I can forgive someone who isn’t sorry because Christ forgave me. I didn’t deserve it back then when He died for all mankind, and I certainly don’t deserve it now. Yet, I’m forgiven.

The good news that brought me to a saving knowledge of Christ requires me to apply that good news to every moment of life. God can and will provide for my needs and answer my heart cry as I seek His face. Christ died for the sinner who wronged me and died for the sinner that is me. He loves us both.

We must work out our salvation in moments like these. We must turn toward God and repent of our bitter hearts and trust that He is all we need. As we do that, the anger, disbelief, and rage—yes rage—will lessen.

The kind of surrender God asks of His children isn’t a one time, say it right, get it right, never have to do it again deal. Trust me. I wrote a book about it. It’s ongoing. It’s a daily dying to self. It is a choice we make because we love Him because He first loved usThat makes today a good day to die to self for the glory of God. There is no right that I can surrender on earth that I will regret in glory.

Lord, may it be so.

 

 

Nail-Pierced Tires

He propped those screws right up against the tire. Three times, they punctured. Three times, we limped our way to the mechanic for a patch. Three times, he saw the damage, the inconvenience, the interruption to our day, but never connected his action to the events until the mechanic handed over the screw.

The brother encourages him to tell, because “it is always better to tell,” instinctively knowing that confession is good for the soul.

He scrounged up all the courage his little frame could muster and spoke the hard-honest truth. It was his fault.

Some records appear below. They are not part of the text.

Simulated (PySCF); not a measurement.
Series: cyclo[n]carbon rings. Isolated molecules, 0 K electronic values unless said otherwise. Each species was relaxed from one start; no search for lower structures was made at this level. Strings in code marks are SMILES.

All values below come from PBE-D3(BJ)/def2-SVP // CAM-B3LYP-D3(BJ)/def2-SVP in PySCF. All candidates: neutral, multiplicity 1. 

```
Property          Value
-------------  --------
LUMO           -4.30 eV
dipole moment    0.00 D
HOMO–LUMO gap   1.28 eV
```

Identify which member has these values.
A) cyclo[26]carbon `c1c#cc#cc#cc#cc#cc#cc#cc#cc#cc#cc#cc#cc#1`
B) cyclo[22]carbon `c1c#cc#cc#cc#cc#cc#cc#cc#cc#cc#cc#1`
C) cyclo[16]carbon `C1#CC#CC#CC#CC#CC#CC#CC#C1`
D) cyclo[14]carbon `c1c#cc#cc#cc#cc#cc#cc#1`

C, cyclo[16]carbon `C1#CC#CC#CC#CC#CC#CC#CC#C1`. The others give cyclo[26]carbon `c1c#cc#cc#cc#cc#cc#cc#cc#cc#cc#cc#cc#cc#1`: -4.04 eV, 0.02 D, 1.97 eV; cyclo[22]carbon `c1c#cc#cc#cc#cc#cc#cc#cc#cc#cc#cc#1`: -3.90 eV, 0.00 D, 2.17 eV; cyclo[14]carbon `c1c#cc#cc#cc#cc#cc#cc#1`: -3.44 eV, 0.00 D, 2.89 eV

My heart swelled at his courage, his decision to speak Slide1and believe what we have been repeating for years.

Our family…

…says what we’re sorry for…

…never stays angry…

forgives.

With trembling lips, he waited to see if our mantra was true. Fearful eyes understood what we didn’t need to say. This was big—bigger than anything he could fix on his own. Worse still, he had no excuse or reason. Equal measures of boredom and curiosity set the plan into motion. Forgiveness, should he receive it, was undeserved, unmerited, and unearned.

Undeserved. He punctured those tires as much as my sin punctured the hands and feet of my Lord. We are both stained with sin.

Unmerited. Grace is the unmerited favour of God toward me. Grace is the best response to his hard-honest confession. He might not deserve it, but one thing I know for sure is that I certainly don’t, yet here I am, drenched in God’s grace.

Unearned. Even with all the coins in his piggy bank, he couldn’t pay for those three patches. It had to be done for him. And even with all of humanity’s good works stacked from bottom to top, the price of sin is still more. It has to be paid for us, for me.

Together we stand as recipients of undeserved, unmerited and unearned forgiveness. Praise the Lord!

*from the archives

Nail-filled tires and nail-pierced hands

Nail-filled tires and nail-pierced hands

He propped those screws right up against the tire. Three times, they punctured. Three times, we limped our way to the mechanic for a patch. Three times, he saw the damage, the inconvenience, the interruption to our day, but never connected his action to the events until the mechanic handed over the screw.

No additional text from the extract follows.